SCOTLAND head coach Gregor Townsend says that the only concern he has about the sanctions imposed on Rassie Erasmus by World Rugby on Wednesday night is that it took the global governing body so long to punish the South African Director of Rugby for his antics during last summer’s Lions tour.
He has also accused Erasmus of attempting a “character assassination” on an unnamed Scotland player during last Saturday’s Autumn Test Series clash at Murrayfield, and believes that attempting to intimidate players and match officials has become a worryingly common strategy in the modern game.
“I wasn’t really aware of it at the time, but someone showed me a video of him making comments about one of our players, a character assassination or sledging or whatever,” revealed Townsend. “That’s not the role of coaches; it’s not the role of anybody on the sidelines to be doing that.

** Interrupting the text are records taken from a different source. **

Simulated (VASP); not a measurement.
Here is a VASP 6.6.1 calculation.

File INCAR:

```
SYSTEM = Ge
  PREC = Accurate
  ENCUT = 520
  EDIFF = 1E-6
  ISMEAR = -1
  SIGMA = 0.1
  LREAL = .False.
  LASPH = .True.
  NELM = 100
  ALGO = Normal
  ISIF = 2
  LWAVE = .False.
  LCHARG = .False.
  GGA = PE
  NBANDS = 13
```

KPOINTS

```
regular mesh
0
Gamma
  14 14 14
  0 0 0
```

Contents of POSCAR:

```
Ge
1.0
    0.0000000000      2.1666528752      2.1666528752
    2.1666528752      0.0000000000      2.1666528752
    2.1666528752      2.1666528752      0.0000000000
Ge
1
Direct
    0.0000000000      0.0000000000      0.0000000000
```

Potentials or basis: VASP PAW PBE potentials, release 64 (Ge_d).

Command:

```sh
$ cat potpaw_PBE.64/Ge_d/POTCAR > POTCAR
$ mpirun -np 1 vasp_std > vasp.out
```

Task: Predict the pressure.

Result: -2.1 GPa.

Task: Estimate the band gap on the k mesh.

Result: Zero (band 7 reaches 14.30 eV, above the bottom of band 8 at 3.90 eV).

“If we want our sport to go down a different route then we allow these things to happen. That was really disappointing to see, and I know it wasn’t the only incident over the weekend, over that game.”
Erasmus has been banned from all rugby activities for two months and suspended from all match-day activities until September, having been found guilty of six charges, including threatening referee Nic Berry during last summer’s Lions tour.
The punishment was announced on Wednesday meaning that Erasmus was allowed to be pitch-side in his now customary role as the Springbok team’s ‘water boy’ at Murrayfield last weekend. It is a tactic he first adopted during the Lions tour. While head coaches are banned from performing the role and entering the field of play to impart messages directly to players, there is nothing in the rules to stop a Director of Rugby doing it.
Lions head coach Warren Gatland pointed out at the time that there had been times when Erasmus was on the pitch speaking to players without carrying any water after the Lions match against a Springbok ‘A’ side in the lead-up to the first Test.
Then, after South Africa had lost the first Test of the series, Erasmus took his campaign to influence the way the games were being officiated a step further when he produced 62-minute long video monologue in which he dissected the performance of Berry, focussing on decisions which had gone against his team, and argued that Siya Kolisi, South Africa’s first black captain, was not shown the same respect by the match officials as opposite number Alun Wyn Jones. Erasmus claimed that the video had not been made for public distribution but this was rejected by World Rugby’s disciplinary panel.
As well as the suspensions, Erasmus has also been ordered by World Rugby to apologise to the match officials involved, and has been warned over his future conduct. South Africa Rugby has been fined £20,000 for failing to ensure that their employee complied with World Rugby’s code of conduct. Both parties have stated that they will appeal the verdicts.
“I think that was a real bad episode for our game,” said Townsend, who was an assistant coach during the Lions tour. “I was there at the time, so I experienced what was going on, and I later spoke to Nic Berry about it and he went through a real tough time, and so did his family.
“That was a real shame and a pity that these things can happen in our sport. I don’t think it could have been allowed to continue.
“Those antics … we can’t fall into that trap of winning at all costs and putting pressure on individuals.
“It has been a while for that decision to come,” he added. “That would be my only frustration, that it has taken so long to come to this decision.”
Townsend added that he hopes the strong – if overdue – stance taken by World Rugby on Wednesday will be the catalyst for a tougher line generally against backroom staff who overstep the mark.
“[It was] four months too late,” said Townsend, when asked if it was frustrating that Erasmus was not suspended before the Scotland versus South Africa game. “I remember having to go to two hearings for Zander [Fagerson] when he got banned in the Six Nations. I feel that whatever happens around a game, whether it’s a player or coach or someone related to the game like a physio, decisions have to be made more quickly.
“We got to the decision that was announced yesterday, but for me this is the tip of the iceberg,” he added. “We’ve seen a lot of incidents where people on the sidelines are trying to intimidate players and officials. Going onto the field of play as well to either coach their team or intimidate officials on the field. It’s got to stop.
“I would urge World Rugby to make further changes. Why do we need coaches on the sidelines? If they are on the sidelines they have to live up to certain behaviours and values that we pride in our game, which sadly I felt over the summer and since then have been lost.”
It has been alleged that Erasmus has a reputation among referees for the kind of behaviour which got him into his current predicament, and was even reprimanded by World Rugby for emailing Australian referee Angus Gardner and ringing him early in the morning following South Africa’s 32-19 defeat away to Argentina during the 2018 Rugby Championship.
Gardner refereed South Africa for the first time since that incident in last Saturday’s match at Murrayfield.